You Can’t Always Avoid Complexity: Why Better Leadership Is the Answer

When a homeowner wishes to add new features to their property, these often come with associated maintenance tasks or costs. Such hidden features are tacked onto upfront expenses paid and must be part of the overall consideration.

Sometimes, we can find creative ways to simplify maintenance. For instance, a swimming pool using a CO2-based system for pH balance is hassle-free compared to one that uses chemicals.

Businesses operate similarly, but at a far greater scale and with a stronger incentive to grow. If you’re thriving, you want to reinvest profits. This usually means adding new features, each with a hidden cost of complexity.

Hiring more people creates the need to train them and immerse them in your culture. New technology can improve efficiency, but someone must learn how to operate the system. Finding cost-effective suppliers means getting comfortable working with third parties from all over the world.

How does a business strive to manage this ever-increasing picture of complications?

Avoidance

Not all businesses view growth as something that’s unequivocally positive or beneficial. They see that part of growth must entail new processes or dimensions solely to manage the organization’s increasingly convoluted inner workings.

By seeking to avoid growth, a company might intentionally remain small. This could be aligned with a vision: to serve the local community, for instance, or to function as the owner’s lifestyle business.

Staying small might not entail the trade-offs you’d expect. In the modern world of global networks and instant information, big and small companies’ competitive gaps can be narrow or even non-existent in some aspects.

In these scenarios, avoidance can work. But there will still be occasions when a small business struggles to compete against the economies of scale achieved by larger competitors. In the event of a crisis, the ability to draw upon greater resources provided by growth can make a difference in terms of survival prospects.

Scaling

employees brainstorming

The reason growth and complexity go hand-in-hand is the additive nature of this process. When an organization grows, it does so by adding elements to gain access to more resources.

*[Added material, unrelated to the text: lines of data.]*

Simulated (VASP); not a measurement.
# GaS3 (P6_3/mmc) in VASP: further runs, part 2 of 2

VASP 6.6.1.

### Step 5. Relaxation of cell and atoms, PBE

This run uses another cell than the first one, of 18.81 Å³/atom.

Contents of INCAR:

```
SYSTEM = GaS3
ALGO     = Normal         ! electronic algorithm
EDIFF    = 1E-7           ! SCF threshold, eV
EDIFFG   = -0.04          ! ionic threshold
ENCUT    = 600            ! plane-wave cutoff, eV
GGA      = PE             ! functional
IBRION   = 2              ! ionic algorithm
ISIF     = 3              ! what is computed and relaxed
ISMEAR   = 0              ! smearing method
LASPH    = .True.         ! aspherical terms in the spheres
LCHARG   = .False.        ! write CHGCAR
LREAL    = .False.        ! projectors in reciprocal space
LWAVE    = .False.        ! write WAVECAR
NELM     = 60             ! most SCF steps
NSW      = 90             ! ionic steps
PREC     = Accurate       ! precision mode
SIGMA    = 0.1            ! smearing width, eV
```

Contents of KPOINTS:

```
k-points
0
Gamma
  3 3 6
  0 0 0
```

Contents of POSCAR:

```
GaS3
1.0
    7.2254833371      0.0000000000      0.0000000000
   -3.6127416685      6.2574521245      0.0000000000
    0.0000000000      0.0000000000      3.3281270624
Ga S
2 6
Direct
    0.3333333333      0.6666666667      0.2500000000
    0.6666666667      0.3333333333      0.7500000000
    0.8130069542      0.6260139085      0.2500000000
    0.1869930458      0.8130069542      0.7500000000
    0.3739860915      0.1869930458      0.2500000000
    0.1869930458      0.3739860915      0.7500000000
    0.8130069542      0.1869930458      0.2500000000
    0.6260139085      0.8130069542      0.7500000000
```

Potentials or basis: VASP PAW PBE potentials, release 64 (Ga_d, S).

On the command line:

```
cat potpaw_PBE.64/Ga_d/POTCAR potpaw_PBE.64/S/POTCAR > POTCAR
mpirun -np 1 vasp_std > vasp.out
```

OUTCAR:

Each element in an organization has the potential to interact with another. Machines require operators, who require training and managers. In turn, these may require other forms of specialist support, such as coaches or data analysts.

All those potential interactions among various elements are what creates network density and complexity. And this unfolds exponentially. Companies often organize themselves along lines that limit potential interactions, through hierarchies, for instance.

Some businesses find another way to deal with this issue by separating growth from scale. Without adding new elements, they instead seek to refine and improve their processes to expand product or service offerings, gain access to new markets, or reach wider audiences.

However, scaling is not always a readily available option. Some companies might not have naturally scalable processes, a startup culture, or exist in an industry that’s favorable to this variation of growth.

Leadership

There’s an emerging line of thinking that holds that our management practices are largely outdated. Leadership models in organizations are still rooted in the Industrial Age paradigm of top-down, bureaucratic hierarchies. Meanwhile, we’ve collectively shifted from physical production to a knowledge economy.

According to the new framework of Complexity Leadership Theory, we urgently need to adapt our leadership strategy and practices. Doing so will better allow a business to flourish despite adding new elements and layers of complexity.

In the process, you can also thrive by harnessing the upsides of potential complex interactions. These include dynamic learning, greater adaptability, and fostering innovation within your organization.

To lead according to this framework, you need to map your organization like a neural network. This will help you understand the interactions and interdependencies among agents.

By identifying which people exert a strong influence on others, you can begin to leverage those elements to pull others in the desired direction. Enabling key members within your organization to operate autonomously will improve response times and limit your personal burden.

Such leadership is difficult, partly because it’s an entirely new way of managing organizations and requires you to embrace complexity.

Yet if recent years are any indication, moving forward can only bring more complexity. Businesses will steadily become rooted even further in the knowledge economy. Maybe you can avoid some complications or find ways to scale, but even so, developing complexity leadership can only help you in years to come.